The digitization has given rise to fundamental challenges for the rule of law. It calls into question principal assumptions of our existing laws and simultaneously requires sensible regulations at short notice. Take tort law as a simple example: At its core, it is the notion that of having to pay damages in cases in which an illicit action has caused damage to someone else. However, its premise is that there is a human being initiated or controlled that action and can thus be held accountable. In the past years, artificial intelligence has begun to blur the lines when determining who (or what?) is responsible for a certain action.
There are countless topics in technology law – widely covered issues include online hate speech, copyrights, cyberattacks, data protection, or e-government. Some fundamental questions pop up frequently: How free can and should the digital space be? Can national regulations play a significant role in the digital age? How should the law cope with the increasingly oligopolistic market power of Big Tech? Is it possible for the law to proactively frame the digital development or is it condemned to being an reactionary instrument?

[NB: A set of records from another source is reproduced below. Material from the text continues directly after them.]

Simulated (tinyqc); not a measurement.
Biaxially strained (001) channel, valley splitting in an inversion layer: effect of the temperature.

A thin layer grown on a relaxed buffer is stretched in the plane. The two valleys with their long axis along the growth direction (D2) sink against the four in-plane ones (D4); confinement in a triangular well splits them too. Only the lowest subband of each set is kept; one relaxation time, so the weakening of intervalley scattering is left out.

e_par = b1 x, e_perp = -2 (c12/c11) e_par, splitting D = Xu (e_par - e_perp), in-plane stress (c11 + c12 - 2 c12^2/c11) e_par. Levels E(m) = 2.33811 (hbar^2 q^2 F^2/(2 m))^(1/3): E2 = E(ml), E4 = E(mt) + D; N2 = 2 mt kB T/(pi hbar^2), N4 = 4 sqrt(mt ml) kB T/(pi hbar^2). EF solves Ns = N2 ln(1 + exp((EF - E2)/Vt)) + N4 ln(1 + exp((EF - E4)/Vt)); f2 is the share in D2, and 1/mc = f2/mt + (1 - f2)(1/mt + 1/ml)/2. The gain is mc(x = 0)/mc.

We will approach these broader questions from two angles. Jeanne Mifsud Bonnici is a professor at the University of Groningen and the co-founder and -leader of the Security, Technology and e-Privacy Research Group (STeP). She will address the (alleged) conflict of privacy and security as well as the struggle for more transparency in technology and effective data protection. Professor Spindler is a professor at the University of Göttingen and a high level expert in the European Commission’s Expert Group on Liability and New Technologies. He will discuss questions of liability for autonomous systems, e.g. as used in self-driving cars.